On October 5, 2006, the Saban Center for Middle East Policy held a policy luncheon to discuss the challenges and opportunities of Lebanon’s reconstruction in the aftermath of the recent war between Israel and Hizballah. Carlos Pascual, Vice President and Director of Foreign Policy Studies at Brookings, and Mark Ward, Senior Deputy Assistant Administrator for Asia and the Near East, offered their proposals and perspectives on the basis of their findings from recent, separate trips to Lebanon. Martin S. Indyk, the Director of the Saban Center, chaired the event.
Pascual began his presentation by saying that he had left Lebanon surprised by both the unity of the Lebanese people, reflected in the non-sectarian response of Lebanese society to the war and the post-war Israeli blockade, and the sense of opportunity that was mostly driven by a perception of the strength of local capacity.
Pascual commended the Lebanese Minister of Finance, Jihad Azour, and the Governor of the Banque du Liban (the central bank), Riad Salameh, for their efforts in keeping the Lebanese pound stable, despite the $2.5 billion of capital flight that resulted from the conflict, and for their restraining of consumer price inflation. Saudi Arabia and Kuwait were also given credited for initially depositing $1.5 billion into the Banque du Liban to bolster its gross reserves.
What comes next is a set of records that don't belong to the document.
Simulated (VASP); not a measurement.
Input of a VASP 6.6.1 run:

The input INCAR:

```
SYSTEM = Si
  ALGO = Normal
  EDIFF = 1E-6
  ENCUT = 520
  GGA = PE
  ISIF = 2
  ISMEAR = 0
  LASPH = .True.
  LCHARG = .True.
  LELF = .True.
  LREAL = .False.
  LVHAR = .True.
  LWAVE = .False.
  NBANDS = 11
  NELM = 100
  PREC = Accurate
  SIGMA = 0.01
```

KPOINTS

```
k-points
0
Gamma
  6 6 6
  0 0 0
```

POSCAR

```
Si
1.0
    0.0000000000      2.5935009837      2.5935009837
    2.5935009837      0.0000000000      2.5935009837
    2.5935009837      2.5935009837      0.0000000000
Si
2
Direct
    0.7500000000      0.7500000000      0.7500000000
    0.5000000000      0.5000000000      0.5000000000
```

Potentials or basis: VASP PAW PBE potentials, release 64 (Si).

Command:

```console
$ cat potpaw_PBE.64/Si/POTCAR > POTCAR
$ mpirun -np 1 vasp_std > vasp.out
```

According to Pascual, Lebanon faces challenges of three kinds: the first consists of the near-term humanitarian requirements and economic recovery; the second is the mid-term social, economic, and physical infrastructure rebuilding that is required; and, the third is that of long-term structural and financial reform. Stabilization and reconstruction requirements, Pascual said, are estimated to total around $5.1 billion. However, Pascual believed that the true financial needs will actually be much higher than the current estimates.
On Lebanon’s first challenge, Pascual underscored the importance of urgently putting in place basic resources for shelter, water, electricity, schools, and some aspects of job creation. In Pascual’s assessment, based on the number of Lebanese families that were displaced, $600 million is necessary to fund near-term humanitarian and economic recovery programs.
To finance the rebuilding of social, economic, and physical infrastructure, Lebanon, according to Pascual, will need no less than $3.5 billion. Pascual described in detail the level of destruction in southern Lebanon and in the southern suburbs, highlighting the needs of the population in these areas.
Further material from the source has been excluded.